Israel has denied a media report that it authorised the construction of 300 new homes at a Jewish settlement in the occupied West Bank.
Israeli Army Radio reported on Tuesday that Israeli authorities had sanctioned construction of 300 new homes at the Talmon settlement.
The radio said that 60 of the 300 homes slated for the Talmon settlement had already been built, despite a call from the US to stop settlement expansion.
Israeli government officials later denied the report as untrue.
Israeli defiance
Half a million Jews live in settlement blocs and smaller outposts built in the West Bank and occupied East Jerusalem, territories Israel captured in the 1967 Middle East war.
The World Court has ruled all the settlements illegal and Barack Obama, the US president, has pressed Israel to halt all settlement activities as part of a bid to revive peace talks under which the Palestinians would gain independence alongside the Jewish state.

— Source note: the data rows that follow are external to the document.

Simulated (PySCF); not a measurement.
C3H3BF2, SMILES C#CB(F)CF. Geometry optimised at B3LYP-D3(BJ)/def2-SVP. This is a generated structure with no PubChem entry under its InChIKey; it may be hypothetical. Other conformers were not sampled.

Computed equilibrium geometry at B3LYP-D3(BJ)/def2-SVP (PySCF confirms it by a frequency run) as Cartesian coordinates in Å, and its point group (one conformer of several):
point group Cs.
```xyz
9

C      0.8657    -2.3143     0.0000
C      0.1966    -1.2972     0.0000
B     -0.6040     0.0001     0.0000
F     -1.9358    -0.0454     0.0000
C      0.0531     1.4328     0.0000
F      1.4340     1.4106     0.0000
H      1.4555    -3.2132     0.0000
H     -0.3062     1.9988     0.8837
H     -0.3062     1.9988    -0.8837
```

Binyamin Netanyahu, the Israeli prime minister, has refused to declare a settlement freeze, which could spark a backlash within his rightist coalition government, many of whose members see the West Bank as a Jewish biblical birthright.
Successive Israeli governments have vowed to keep settlement blocs under any peace deal.
"The settlement expansion is a continuation of the Israeli policy that destroys the efforts being exerted, especially by President Obama," Nabil Abu Rdainah, a spokesman for Mahmoud Abbas, the Palestinian president, said.